NLP 243 Language Modeling - Parsa Mazaheri

In [None]:
# Uncomment if running code on Colab
! pip install datasets torchtext
! mkdir output 

In [None]:
# Imports
import numpy as np
import pandas as pd

import torch
import torch.nn as nn
from torch.utils.data import Dataset, DataLoader
import torchtext.vocab as vocab

from datasets import load_dataset

from tqdm import tqdm
from collections import Counter
import seaborn as sns

import matplotlib.pyplot as plt
%matplotlib inline

In [None]:
# Set device = CUDA if available
device = 'cuda' if torch.cuda.is_available() else 'cpu'
print('Device: ', device)

In [None]:
# Download the dataset using HuggingFace load_dataset
dataset = load_dataset('ptb_text_only')

#### Preprocess and Embeddings

In [None]:
# View Dataset Splits
print('Dataset Split:', dataset)

# Read data
train_data = dataset['train']['sentence']
val_data = dataset['validation']['sentence']
test_data = dataset['test']['sentence']

In [None]:

# List of Tokenized Words in the Train Corpus
def preprocess(data):
    print("> Tokenizing the data...")
    tokenized_data = []
    for sentence in tqdm(data):
        tokenized_data += ['<start>'] + sentence.split()

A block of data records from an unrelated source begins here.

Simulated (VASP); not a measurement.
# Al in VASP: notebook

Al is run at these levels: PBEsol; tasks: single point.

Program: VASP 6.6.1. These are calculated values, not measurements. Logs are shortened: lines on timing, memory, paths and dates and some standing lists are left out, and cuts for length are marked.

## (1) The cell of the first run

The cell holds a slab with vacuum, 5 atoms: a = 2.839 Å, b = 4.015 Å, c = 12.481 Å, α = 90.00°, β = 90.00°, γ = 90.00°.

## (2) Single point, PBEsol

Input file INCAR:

    # List of Unique Words
    words_freq = Counter(tokenized_data)
    VOCAB_SIZE = len(words_freq)

    print()
    print("> Creating Word2Idx and Idx2Word...")
    word2idx = { word: idx for idx, word in enumerate(words_freq) }
    idx2word = { idx: word for word,idx in word2idx.items() }
    
    print("> Done")
    return word2idx, idx2word, VOCAB_SIZE


word2idx, idx2word, VOCAB_SIZE = preprocess(train_data)
# Print Vocab Length
print('\nVocab Size: ', VOCAB_SIZE)


In [None]:
# Load GloVe Embeddings
GLOVE_DIM = 300
glove = vocab.GloVe(name = '6B', dim = GLOVE_DIM)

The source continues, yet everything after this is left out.